As details emerge of those involved in the Paris attacks and many more who aided them, a picture is emerging of their backgrounds. The case of the three Abdeslam brothers, for example, provides a snapshot into the background and social conditioning that lead some to choose the route of terrorism and others to reject it.

Thirty one-year-old Brahim Abdeslam blew himself up outside the Comptoir Voltaire cafe on Friday, November 13th. His brother Salah (26) is believed to be the attacks' only surviving perpetrator and is still on the run, while a third brother, Mohamed, was detained after the attacks but released without charge.

The brothers and their younger sister were born to Moroccan parents and grew up in the Molenbeek district of Brussels. Mohamed has worked for the local council for 10 years and has been speaking candidly to the media since his arrest, urging Salah to surrender.

Brahim and Salah were involved in running a cafe in central Molenbeek which was shut down by police on November 5th under suspicion that it was selling soft drugs. Brahim's ex-wife has spoken of how her husband spent his time during their two-year marriage watching TV while the couple struggled on unemployment benefit of €1,000 a month. Salah, who once worked as a tram conductor, frequented gay bars in Brussels, according to a report in the Sunday Times.

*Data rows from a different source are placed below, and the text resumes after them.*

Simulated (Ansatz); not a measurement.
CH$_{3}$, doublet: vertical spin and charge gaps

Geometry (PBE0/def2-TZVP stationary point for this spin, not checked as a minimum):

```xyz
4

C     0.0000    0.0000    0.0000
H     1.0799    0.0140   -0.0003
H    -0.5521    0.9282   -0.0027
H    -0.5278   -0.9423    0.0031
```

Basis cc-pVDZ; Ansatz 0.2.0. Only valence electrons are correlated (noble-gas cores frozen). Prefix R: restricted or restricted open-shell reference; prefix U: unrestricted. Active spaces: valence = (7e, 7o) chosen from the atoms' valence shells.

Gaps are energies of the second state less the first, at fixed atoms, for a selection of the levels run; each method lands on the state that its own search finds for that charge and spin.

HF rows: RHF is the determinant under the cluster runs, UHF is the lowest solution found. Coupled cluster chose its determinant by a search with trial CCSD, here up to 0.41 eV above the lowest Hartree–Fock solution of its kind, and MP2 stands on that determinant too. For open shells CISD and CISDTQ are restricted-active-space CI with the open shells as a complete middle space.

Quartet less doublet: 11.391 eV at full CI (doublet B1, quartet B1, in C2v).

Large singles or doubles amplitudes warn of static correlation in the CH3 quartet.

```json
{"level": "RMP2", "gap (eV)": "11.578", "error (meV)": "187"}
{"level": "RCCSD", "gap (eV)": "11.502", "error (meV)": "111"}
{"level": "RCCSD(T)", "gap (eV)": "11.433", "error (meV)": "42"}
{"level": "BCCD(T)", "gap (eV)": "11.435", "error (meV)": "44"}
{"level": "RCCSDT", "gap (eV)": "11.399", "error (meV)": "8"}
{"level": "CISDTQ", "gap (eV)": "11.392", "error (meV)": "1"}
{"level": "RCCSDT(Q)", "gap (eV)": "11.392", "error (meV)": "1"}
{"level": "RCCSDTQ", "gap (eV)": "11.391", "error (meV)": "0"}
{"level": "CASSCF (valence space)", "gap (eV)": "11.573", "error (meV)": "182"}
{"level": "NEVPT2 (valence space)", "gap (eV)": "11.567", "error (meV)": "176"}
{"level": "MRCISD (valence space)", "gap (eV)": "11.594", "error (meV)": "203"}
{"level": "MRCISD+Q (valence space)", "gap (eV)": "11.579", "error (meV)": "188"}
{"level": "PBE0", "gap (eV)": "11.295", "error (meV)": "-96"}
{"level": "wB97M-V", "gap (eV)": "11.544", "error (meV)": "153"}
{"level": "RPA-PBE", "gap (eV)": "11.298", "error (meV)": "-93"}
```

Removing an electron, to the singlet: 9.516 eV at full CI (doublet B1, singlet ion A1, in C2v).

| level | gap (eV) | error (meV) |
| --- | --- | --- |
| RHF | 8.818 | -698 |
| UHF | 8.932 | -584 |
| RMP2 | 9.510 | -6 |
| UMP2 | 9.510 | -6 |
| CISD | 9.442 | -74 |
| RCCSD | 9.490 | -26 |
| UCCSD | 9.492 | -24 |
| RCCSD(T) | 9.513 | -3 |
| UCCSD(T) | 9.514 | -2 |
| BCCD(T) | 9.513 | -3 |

According to locals, the Abdeslam brothers had a regular upbringing, playing football and socialising, though Brahim and Salah had spent time in prison in Brussels, where they are believed to have met Abdelhamid Abaaoud, the orchestrator of the Paris attacks.

High level of jihadism

Evidence of jihadist activity in Belgium has been known for some time – a link with Brussels was uncovered as far back as the

Madrid

bombings of 2004. So what is the explanation for the high level of jihadism in Belgium, a country with the highest number of foreign fighters per capita in Europe?

Rik Coolsaet, professor of international relations at the University of Ghent, says groups such as Islamic State tap into a sense of cultural and social disaffection. "The motivation for joining is the widely shared feeling, especially among second generation migrants, that they have no future, that no matter what effort they make they will never be accepted as fully French or Belgium."

He says that, despite the characterisation of the problem as “radical Islam”, religion has very little to do with the problem, with people recruited primarily online. “This is not old-fashioned radicalisation. The religious knowledge of these people is superficial. They don’t go to the mosques, and have no thorough religious knowledge. It’s a ‘cut and paste’ Islam.”

He also queries the perception that Belgium has a more serious problem with foreign fighters than France, arguing that the French figures are underestimated because of the difficulty in monitoring the banlieues.

But the reasons behind the phenomenon are the same for each country, he said. “Islamic State offers a new escape, an alternative to deviant behaviour like drug-trafficking or rioting. Islamic State can say to people: ‘I can offer you a job, a wife or partner, a family. You will belong to an alternative society.’ For a small group of people this is attractive.”

How Belgium tackles that problem of social disaffection will be a long-term challenge, not just in this period of national soul-searching.